Two weeks ago, Tiny Home Tours did a YouTube tour of our bus on their channel. Yesterday, our story was featured on The Daily Mail, and then picked up by The Sun. Minus the ridiculous headline {a gross misuse of a quote in the article}, it was pretty cool. And we were so pumped and honored and grateful.

Until I made a rookie mistake and looked at the comments. Sweet Jesus, you should never, ever look at the comments.

Comment after comment of the most hateful diatribes I’ve ever seen. Insults about everything from my hair to our relationship, how selfish and horrible we are as parents and dog owners, and what a drain on society we are. And I won’t lie, it tanked us for a few days.

But then we were reminded by our friends on Insta to follow the light and ignore the dark. Those who see the story and want to follow will, and the ones trolling your account probably do it to just about every article or post they encounter, so you shouldn’t take it personally. Further, when people are that rude, it really says more about them than about you – but I digress.

People are always curious about bus life. These are some of the more ridiculous questions we've been asked about bus life. | Since We Woke Up | sincewewokeup.com

We decided that we would laugh about it, and turn it into a “Most Ridiculous Questions We’ve Been Asked” segment, treating the insults as if they were actually really silly questions being asked instead of sad statements of how the author spends their time being hurled via the anonymous safety of a computer keyboard.

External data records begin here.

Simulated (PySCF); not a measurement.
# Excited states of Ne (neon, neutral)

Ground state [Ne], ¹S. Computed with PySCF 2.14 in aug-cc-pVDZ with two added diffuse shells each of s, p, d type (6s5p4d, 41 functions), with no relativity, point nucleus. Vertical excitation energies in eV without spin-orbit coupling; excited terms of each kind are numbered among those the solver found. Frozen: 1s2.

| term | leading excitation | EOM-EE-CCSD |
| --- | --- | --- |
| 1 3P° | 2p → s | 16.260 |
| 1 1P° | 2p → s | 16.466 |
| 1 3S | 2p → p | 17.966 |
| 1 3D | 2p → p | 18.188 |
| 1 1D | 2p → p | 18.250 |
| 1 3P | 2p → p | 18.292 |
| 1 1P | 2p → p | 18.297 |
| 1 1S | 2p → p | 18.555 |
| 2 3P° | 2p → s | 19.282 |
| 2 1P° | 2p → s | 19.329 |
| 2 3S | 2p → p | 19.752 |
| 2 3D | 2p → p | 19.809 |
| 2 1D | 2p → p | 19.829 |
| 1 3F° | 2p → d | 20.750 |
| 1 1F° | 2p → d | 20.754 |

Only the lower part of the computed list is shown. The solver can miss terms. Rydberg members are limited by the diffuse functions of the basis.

Without further ado – the most ridiculous questions {insults} we’ve been asked about bus life! {Side note, these are not the exact comments. In many cases, I’m squashing quite a few comments together to create one cohesive one. Internet trolls are always the most well-spoken lot.}

QUESTIONS ABOUT OUR PARENTING

“So the kids only travel with you part-time? That’s not right. Obviously, another mid-life crisis mom dumping her kids off with their real dad so she can go be selfish and live her own life.”

Actually, it’s called joint custody, and most divorced parents have it. Whether I lived in a traditionally built home or a bus, I still would only have my kids part-time. However, I get to see my kids more than most parents, because we homeschool. I get to hang all day with them, meaning during the times Mike and I take off to travel alone {about a month or so out of the year total}, it’s during the time their dad is spending quality time with them.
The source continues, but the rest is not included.